By Amit Soni, Portfolio Manager, Strategic Asset Allocation, New York Life Investments
Lofty valuations in traditional assets have encouraged investors to explore alternatives. Unfortunately, the lack of a holistic investment framework to incorporate alternatives poses a challenge. Traditional risk-return based approaches, alone, over-allocate to alternatives--a result of underestimation of risks resulting from a) significant manager performance dispersion and b) smoothness in the pooled return indices utilized for alternatives. Much research corrects for smoothness of returns; however, the risk from performance dispersion remains unaddressed. In the new white paper on Portfolio Construction with Alternatives, the Strategic Asset Allocation & Solutions (SAS) team from New York Life Investments discusses a methodology to quantify performance dispersion risk and incorporate it in the portfolio construction process.
Alternatives, both liquid and illiquid, have piqued investors’ interest recently. A traditional mean-variance or risk-based approach has not been very useful since the results, in many cases, recommend allocations which are much higher than what the investors are rightly comfortable with. This is partially a result of using alternative indices based on pooled returns from multiple hedge funds, which boast an artificially low level of volatility. These indices disguise the significant dispersion of returns for managers within the index. They are also subject to a smoothing effect that comes with illiquidity.
A lot of research has already been done to correct for the smoothness of returns in illiquid asset classes. The smoothness in returns resulting from a lack of daily pricing manifests as high autocorrelation and, based on the specific problem, investors can pick the right approach to adjust the asset class returns. However, we have not yet seen a solution to measure the risk from manager performance dispersion and incorporate it in portfolio construction. This has implications, not only for alternatives, but also for active management in general, where the actual performance of the investment can materially deviate from that of the broad market index.

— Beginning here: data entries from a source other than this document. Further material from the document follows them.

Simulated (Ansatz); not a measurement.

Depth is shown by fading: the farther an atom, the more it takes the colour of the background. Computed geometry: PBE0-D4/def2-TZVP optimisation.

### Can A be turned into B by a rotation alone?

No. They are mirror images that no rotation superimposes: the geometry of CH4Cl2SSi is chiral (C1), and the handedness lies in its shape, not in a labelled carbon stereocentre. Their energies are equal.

Performance Dispersion Risk
For traditional asset classes like equities or bonds, one can use an appropriate passive index such as the S&P 500 for equities or the BofAML US Corporate Bond Index for investment-grade fixed income as a proxy for all strategies operating in that market. The risk characteristics of the index will be generally similar to those of any given manager’s strategy, and actual resulting performance can likewise be expected to be similar, whether the investor ends up selecting a passive strategy or an active manager. However, in alternative investment categories, the investors usually do not have a well-defined benchmark. Instead, they often rely on alternative indices offered by firms like Hedge Fund Research (HFR) or Cambridge Associates, which pool returns from a universe of alternative managers to build a time series of returns. These are useful in modeling the asset class exposure, but since the underlying components are not easily investable, the alternative managers cannot run their portfolios relative to these benchmarks. As a result, the dispersion among managers is much higher among alternative managers than within traditional investment categories.
As we can see in Figure 1, the performance dispersion among traditional asset classes i.e. US large cap equities and intermediate term fixed income, is much smaller compared to the dispersion among alternative asset classes like private equity or US domiciled hedge funds. This means the harm that comes with selecting an underperforming manager is much greater in the alternatives space. This risk is not captured by the volatility of the index but should be taken into consideration.
The impact of smoothness in returns and performance dispersion must be considered while building portfolios that involve both traditional and alternative asset classes for an accurate assessment of the risk involved. Unadjusted alternative indices are much more likely to underestimate the true risk of an investment. The proposed allocation to alternatives from traditional mean-variance or risk-based portfolio optimization methodologies are much more reasonable and intuitive after making the adjustments for illiquidity and performance dispersion.
Managing Performance Dispersion Risk
While it is important to accurately measure the performance dispersion risk, it may also be important for some investors to mitigate this risk. Some strategy types, through certain implementations, allow us to reduce this risk within our portfolios:
- Passive alternative strategies
- Replication strategies
Though not always possible, some alternative strategies can be run in a passive format. Merger arbitrage is a good example of this. Similar to a passive equity strategy, a passive strategy in merger arbitrage can take exposure to the entire set of merger and acquisition deals outstanding in the investable universe. Passive strategies through ETFs or other vehicles already exist in this space.
Another way to reduce the performance dispersion risk is to use replication strategies that try to mimic a broader index of pooled returns. This is accomplished by using quantitative tools to decompose the index into more traditional investable risk factors or securities, and then investing in those risk factors or securities.